I'm attempting to use continuous standardized reading data as a covariate in a latent class analysis where the dependent variables are standardized longitudinal math scores from 3rd to 6th grade. However, when I run the analysis I end up w/ all participants in the same latent class. When I run the same analysis with the reading scores transformed into ordinal categories (e.g., failing, proficient, advanced) the analysis seems to run fine. I'm not sure if I need change the syntax when I am using a continuous vs an ordinal covariate?

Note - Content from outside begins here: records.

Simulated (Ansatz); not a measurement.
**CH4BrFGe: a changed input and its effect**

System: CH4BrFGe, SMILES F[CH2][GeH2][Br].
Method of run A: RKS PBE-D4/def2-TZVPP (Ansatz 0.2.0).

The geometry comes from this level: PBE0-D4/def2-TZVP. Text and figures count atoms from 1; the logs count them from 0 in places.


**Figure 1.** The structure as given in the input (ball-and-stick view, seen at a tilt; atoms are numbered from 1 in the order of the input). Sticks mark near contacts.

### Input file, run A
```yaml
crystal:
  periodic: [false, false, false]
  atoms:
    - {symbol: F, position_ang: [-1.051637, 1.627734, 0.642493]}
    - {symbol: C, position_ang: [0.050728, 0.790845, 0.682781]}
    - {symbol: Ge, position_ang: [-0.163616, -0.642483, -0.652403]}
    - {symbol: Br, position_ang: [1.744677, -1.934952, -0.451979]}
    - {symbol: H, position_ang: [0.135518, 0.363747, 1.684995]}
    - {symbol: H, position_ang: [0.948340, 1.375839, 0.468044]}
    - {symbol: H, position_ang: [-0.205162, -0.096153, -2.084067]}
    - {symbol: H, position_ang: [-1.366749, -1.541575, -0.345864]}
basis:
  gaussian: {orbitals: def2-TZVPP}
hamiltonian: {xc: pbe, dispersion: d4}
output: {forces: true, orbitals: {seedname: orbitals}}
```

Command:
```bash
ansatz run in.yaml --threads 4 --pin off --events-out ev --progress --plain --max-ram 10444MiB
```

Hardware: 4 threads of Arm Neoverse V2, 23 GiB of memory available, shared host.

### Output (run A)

Variable: names are R6 M6 R5 M5 R4 M4 R3 M3 ID S G C R3L IEP S1871 S1874 S1875 S1876 S1877 IEP6 IEP5 IEP4 IEP3; usevar = R3 M3 M4 M5 M6; missing = all (-9); CLASSES = c(3); Analysis: type = MIXTURE; Model: %OVERALL% i s | M3@0M4@1M5@2M6@3; i-s@0; i s ON R3; c#1 ON R3; Output: sampstat standardized TECH1 TECH8 TECH11 TECH14; PLOT: SERIES = M3-M6 (s); TYPE = PLOT3;
Thank you for your response Dr. Muthen. Just to be clear the math and reading scores I am using are not z or transformed scores. The high-stakes reading and math scores have a M = 1300 and SD = 100. I do have the raw scores as well. What you are saying is to use the raw scores instead of the standard scores? Thanks.
Seltzer, Frank, Bryk (1994). The Metric Matters: The Sensitivity of Conclusions About Growth in Student Achievement to Choice of Metric. Educational Evaluation and Policy Analysis Spring 1994, Vol. 16, No. 1, pp. 41-49
Thanks for the reference Dr. Muthen. I created a new data set with the raw scores as suggested but am still getting the same result. After the syntax this is what appears:
*** WARNING in MODEL command All continuous latent variable covariances involving I have been fixed to 0 because the variance of I is fixed at 0. *** WARNING Data set contains cases with missing on x-variables. These cases were not included in the analysis. Number of cases with missing on x-variables: 214 2 WARNING(S) FOUND IN THE INPUT INSTRUCTIONS
No, I am just puzzled as to why the model predicts all members of the sample to belong to a single latent class when I am asking for 2 or 3 class solution. I get the result in my first post when I use an ordinal version of the reading covariate, but when I use the continuous version, using either standard or raw scores, all participants (N =1200) belong to the same class. I know that the variance of the reading scores is not zero, so I am not sure why the model is giving me so much trouble. I don't know if it is a coding error on my part or if I can use a continuous covariate in the latent class growth model?
I am sorry about the confusion. I'm new with MPlus and I am not sure if I am framing my questions with sufficient clarity.